Words by Scott Drelincourt
General Manager – QEM Ltd
The narrative around renewables is as diverse and nuanced as the energy mix itself.
It has been forecasted that by 2030 Australia will be well and truly transitioned into renewables. What that actually means and how long that really takes however, I believe, comes down to the models we can apply to accelerate that.
And education has a crucial role to play.
A great lesson of why education is so important can be seen in the case of coal. There’s a common misunderstanding around the different types of coal.
But coal can generally be broken down into two main types – thermal coal, and metallurgical coal. Thermal coal is burnt in power plants to generate domestic energy supply and it this product that is responsible for large volumes of CO2 release. Whereas metallurgical coal (coking coal) is used in the production of steel and is a much lower global contributor to CO2 release.
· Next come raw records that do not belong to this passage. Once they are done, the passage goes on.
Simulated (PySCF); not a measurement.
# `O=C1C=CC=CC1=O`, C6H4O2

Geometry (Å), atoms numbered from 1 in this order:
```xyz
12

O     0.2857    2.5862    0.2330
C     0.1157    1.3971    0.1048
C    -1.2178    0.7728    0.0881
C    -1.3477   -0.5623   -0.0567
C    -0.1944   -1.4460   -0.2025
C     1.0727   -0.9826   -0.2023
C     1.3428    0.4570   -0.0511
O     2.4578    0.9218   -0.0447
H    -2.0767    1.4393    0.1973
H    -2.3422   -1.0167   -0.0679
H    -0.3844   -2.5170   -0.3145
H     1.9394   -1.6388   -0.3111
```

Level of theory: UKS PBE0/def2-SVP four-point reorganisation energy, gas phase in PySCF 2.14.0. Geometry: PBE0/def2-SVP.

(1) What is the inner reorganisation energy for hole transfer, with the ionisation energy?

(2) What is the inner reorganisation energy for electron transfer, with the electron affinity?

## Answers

But many people don’t realise this difference – they are commonly grouped together under the one banner and treated the same. Yet they are different, have different uses, and different impacts.
Renewables can learn from its fossil fuel predecessors in that it needs to start educating the public now about the different renewable technologies available, and what they are specifically best suited for. Education would stop renewable technologies being thought of as one general product and creating space for each to stand on its own, and be accurately portrayed. An example of this is seen in the battery space.
Comparably, the technology, science and knowledge around renewables is far more complex and complicated. It’s one of the key lessons our industries – exploration, mining, mining services and companies spruiking their renewable credibility – need to learn.
A great example of how marketing and awareness can play a very positive role in shaping the thoughts and beliefs present in society can be seen in what Elon Musk is doing with lithium ion batteries and battery storage, particularly in our own metaphorical backyard.
However, what’s lacking is the exposure to education on the different types of battery technologies.
The vast majority of the public and governments would be unaware of superior battery technologies such as Vanadium Flow Batteries, which excel in the larger utility scale.
A report by Aurecon, reported on December 5 in The New Daily, suggested Tesla’s South Australian battery had saved the grid nearly $40 million in its first year – savings that flow back to the state’s bill payers. The report also found the battery’s response time was 100 milliseconds – meaning it could go from full output and back in an instant.
This example shows the advantages of battery storage and one can only imagine if, with education a superior technology was selected, how much more of positive impact it could have had.
It just really proves why we need to come down the centre with logic and facts to empower our consumers, not confuse them. To spread the message and see information as power.
For this energy transition, the acceptance and uptake in society will on aid the technologies and allow the transition to occur much quicker and more smoothly – if the education is done properly right from the early days.
Where does the education process begin?
Of course there are lots of things we can educate consumers and businesses about, but the key concepts that are really integral to get across are topics such as what renewable storage is actually all about.
I also think we really need to demonstrate to the public which renewable energy technologies are available in detail, and make it easy to compare the differences, the pros and cons in concise tables and clever infographics – whether that’s battery storage, microgrids, virtual power plants and so on.
We need to do whatever it takes to help consumers make decisions, compare like-for-like, and decipher what’s best for them so when it comes up in conversation, people will say: Why are you using that?” or “We should be using that”.
When that knowledge starts to become second nature, we’ll know we’re having an impact.
For example, lithium ion is superior in our phones, being very small and light, however it does have a high heat exchange issue, but how does that compare to the big things that use batteries, such as grid storage?
In Dalian, China, they are building the world’s largest battery – a 200MW/800MWh vanadium flow battery (VFB). The VFB has a much longer life than Lithium ion and does not have any of the heat exchange issues. It can also be fully discharged, unlike lithium ion batteries.
The battery’s purpose is to provide power during peak hours of demand, to enhance grid stability and deliver juice during black-start conditions in case of emergency. The system is expected to peak-shave about eight per cent of Dalian’s expected load when it comes online in 2020.
So where does this kind of education need to come from? I believe governments – Federal, states and local – should play a big role in this. Mainstream media outlets and private enterprise can also view this education process not just as a perception-forming exercise, but as an opportunity to acquire customers in key demographics with different power products.
It would be great to see this kind of education rolled out in classrooms as part of standard school science programs.
Because it really comes down to the science behind it. And with the children of tomorrow growing up with this knowledge as second nature, the new technologies of the future will also be defined by these children come 20 or 40 years from now.
We’re in the transition now, disruption is underway, and the reality is if we don’t accept that or embrace that, our people, country, technology and businesses will be left behind with old technology.
We’ll face being just the consumers – not adapting and not innovating. We need to embrace the energy market disruption and transition underway, and understand it properly, and in doing that we can lead the way.